Zac Goldsmith: Headline and image in MoS article a ‘mistake’
Zac Goldsmith today said it was a mistake for the Mail on Sunday to illustrate an article he wrote for the paper with an image of the bus blown up on 7/7.
The Tory candidate for City Hall received widespread criticism for the piece, which was titled: "On Thursday, are we really going to hand the world's greatest city to a Labour party that thinks terrorists is its friends?".
The article repeats his accusation that his Labour rival for mayor of London, Sadiq Khan, has given succour to Islamist extremists.
It was accompanied by an image of the London bus blown up in Tavistock Square in the 2005 attacks.
Mr Goldsmith, who had no editorial input into the images and headlines that accompanied the opinion piece, conceded the Mail on Sunday had made an error in judgement.
It came after Kingston mosque in his constituency hit out at Mr Goldsmith’s “troubling campaign” and its accusations against his Labour counterpart.
Speaking to LBC, Mr Goldsmith said: “It’s a mosque I’m very close to and I spoke to members of the mosque yesterday and they’ve made it very clear that they’re reacting to the image used in the Mail on Sunday article, which they believe crossed a line.
“As I said to you earlier in this programme, as a writer you don’t choose the picture, you don’t choose the headline.”

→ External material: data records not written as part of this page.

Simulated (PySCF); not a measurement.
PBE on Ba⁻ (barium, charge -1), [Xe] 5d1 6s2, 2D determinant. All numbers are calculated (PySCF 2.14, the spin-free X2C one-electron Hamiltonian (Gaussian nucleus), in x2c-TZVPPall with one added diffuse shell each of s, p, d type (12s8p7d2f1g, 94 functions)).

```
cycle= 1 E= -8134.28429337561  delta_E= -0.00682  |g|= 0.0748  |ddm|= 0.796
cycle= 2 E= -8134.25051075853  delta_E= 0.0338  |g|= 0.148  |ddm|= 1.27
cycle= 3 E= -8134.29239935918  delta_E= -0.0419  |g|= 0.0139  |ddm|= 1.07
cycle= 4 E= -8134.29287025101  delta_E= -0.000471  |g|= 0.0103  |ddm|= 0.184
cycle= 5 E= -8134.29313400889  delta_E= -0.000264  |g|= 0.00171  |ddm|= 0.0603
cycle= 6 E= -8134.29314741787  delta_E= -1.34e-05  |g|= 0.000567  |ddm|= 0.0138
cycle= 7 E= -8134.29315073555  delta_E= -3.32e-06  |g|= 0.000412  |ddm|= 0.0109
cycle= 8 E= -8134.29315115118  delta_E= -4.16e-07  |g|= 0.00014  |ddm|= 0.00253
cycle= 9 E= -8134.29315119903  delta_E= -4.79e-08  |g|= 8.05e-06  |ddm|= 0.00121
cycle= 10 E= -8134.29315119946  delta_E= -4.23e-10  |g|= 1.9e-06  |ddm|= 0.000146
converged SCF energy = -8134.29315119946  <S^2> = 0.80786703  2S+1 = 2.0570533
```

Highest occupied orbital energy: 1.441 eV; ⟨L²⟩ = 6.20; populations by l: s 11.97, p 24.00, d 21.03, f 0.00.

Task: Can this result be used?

He added: “I think it was a mistake, of course it’s not something I would have done…
“But read the article, the article I stand by every single word of it and I would repeat it again.”
Mr Goldsmith has come under fire for his campaign tactics and personal attacks on Mr Khan.
Labour MP Chuka Umunna accused the Tory candidate of succumbing to “dog whistle racism”, while party leader Jeremy Corbyn added his voice to the criticism.
“I am surprised and disappointed. Zac Goldsmith is somebody I always assumed was a sort of liberal Tory, good on the environment and everything,” Mr Corbyn said.
“He’s run a depressingly negative, nasty campaign, personally vilifying Sadiq Khan. It’s no way to conduct politics. He is diminished in my view.”
But Mr Goldsmith insisted it is perfectly legitimate to question Mr Khan’s judgement after the former human rights lawyer shared platforms with alleged extremists.
Addressing Mr Umunna’s claim of racism, Mr Goldsmith said: “He is completely wrong. This is an attempt by Labour to close down legitimate questions.
“I think his question should be directed at his own candidate, why does he believe it’s okay to give platforms and oxygen and legitimacy to people who are on the wrong side of the debate. Those questions have not been answered and they should be.”
Londoners will elect their next mayor on Thursday this week.